I agree with most of what you said except #5. How does a horizontal shaft motor do better on slopes and last longer than a vertical shaft motor? A liquid cooled vertical shaft motor with full pressure lubrication will last just as long as a horizontal shaft motor. Vertical shaft motors might have a bad rep since the low end lawn tractors all have vertical shaft engines and many are built really cheap and some don't even have oil filters. The high end lawn tractors and medium duty garden tractors (X300 and X500 series John Deere's) with vertical shaft engines are not cheaped out and built with the same quality as the horizontal shaft motors.
Horizontal shaft engines have different shape sump.
It is deeper and thus the engine can be tipped to a much greater angle before the oil pump is out of the oil supply.
Vertical shaft motors have a large shallow sump so quite small angles will have the pump pumping frotthy air not oil.
I keep an old sump which I fill with water then tilt to explain this to customers who come in with an oil starvation seizure.
My service footprint is very hilly and I get at least 3 seized engines every season.
This is the prime reason why the instruction book warns against mowing along a slope.
While a steepish slope can topple the mower a quite shallow slope can starve the engine of oil.
Second consideration is service life.
Both types have a design life of around 10 years.
However vertical shafts are only used on mowers and DOMESTIC mowers get used 1 day a week 20 to 30 weeks a year around 50 hours a year so have a 500 hour service life
Horizontal shaft engines go on pumps, compressors, skid steers, tow motors, trenchers, rotary hoes and the like which are designed to be used every day and their 10 year life goes 5000 hours.
Thus the horizontal motor is built to a much higher standard than a vertical engine, better quality materials and better made which is reflected in the price.
Two otherwise identical looking engines, the vertical shaft will be nearly 1/2 the price of the horizontal engine because it is made cheaper to be used almost excluseivly in the very price sensitive lawn mower market.

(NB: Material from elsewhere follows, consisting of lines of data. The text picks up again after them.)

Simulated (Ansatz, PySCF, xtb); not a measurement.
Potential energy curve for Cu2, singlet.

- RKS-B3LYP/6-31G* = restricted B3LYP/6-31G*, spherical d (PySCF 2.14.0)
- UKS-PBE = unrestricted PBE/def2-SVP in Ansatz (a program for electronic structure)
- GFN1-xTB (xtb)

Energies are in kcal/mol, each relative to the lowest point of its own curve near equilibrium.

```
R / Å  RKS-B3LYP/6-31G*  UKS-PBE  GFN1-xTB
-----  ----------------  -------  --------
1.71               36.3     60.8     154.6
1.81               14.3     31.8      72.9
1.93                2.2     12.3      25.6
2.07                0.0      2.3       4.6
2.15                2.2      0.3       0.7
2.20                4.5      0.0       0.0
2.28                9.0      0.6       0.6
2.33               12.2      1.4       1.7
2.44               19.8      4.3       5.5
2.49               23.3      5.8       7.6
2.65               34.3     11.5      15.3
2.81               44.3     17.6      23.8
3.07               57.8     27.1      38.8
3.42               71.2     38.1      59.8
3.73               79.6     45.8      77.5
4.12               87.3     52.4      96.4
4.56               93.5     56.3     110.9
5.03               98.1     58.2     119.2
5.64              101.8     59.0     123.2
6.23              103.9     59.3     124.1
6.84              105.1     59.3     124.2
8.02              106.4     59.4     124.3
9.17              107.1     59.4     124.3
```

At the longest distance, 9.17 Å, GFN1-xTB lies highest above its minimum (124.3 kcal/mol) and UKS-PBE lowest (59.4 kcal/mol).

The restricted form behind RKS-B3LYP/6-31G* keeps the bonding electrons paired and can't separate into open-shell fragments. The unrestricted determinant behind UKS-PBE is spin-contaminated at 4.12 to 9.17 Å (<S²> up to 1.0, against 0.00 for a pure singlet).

Honda was the big exception, their engines were almost the same which made them too expensive for use in lawnmowers because not even commercial users were willing to pay the extra for a superior engine that would pay for the excess price tag within the first 12 months. Honda refused to downgrade their engines so they exited the vertical engine market.
Not too long ago. all the top end commercial mowers used horizontal shaft engines and lot of the better ones still do because the engines are better.
There is a world of difference between a forged steel crankshaft and a cast malleable iron crankshaft.
The former is found in nearly all horizontal engines and the latter is found in most vertical shaft engines and all domestic vertical engines.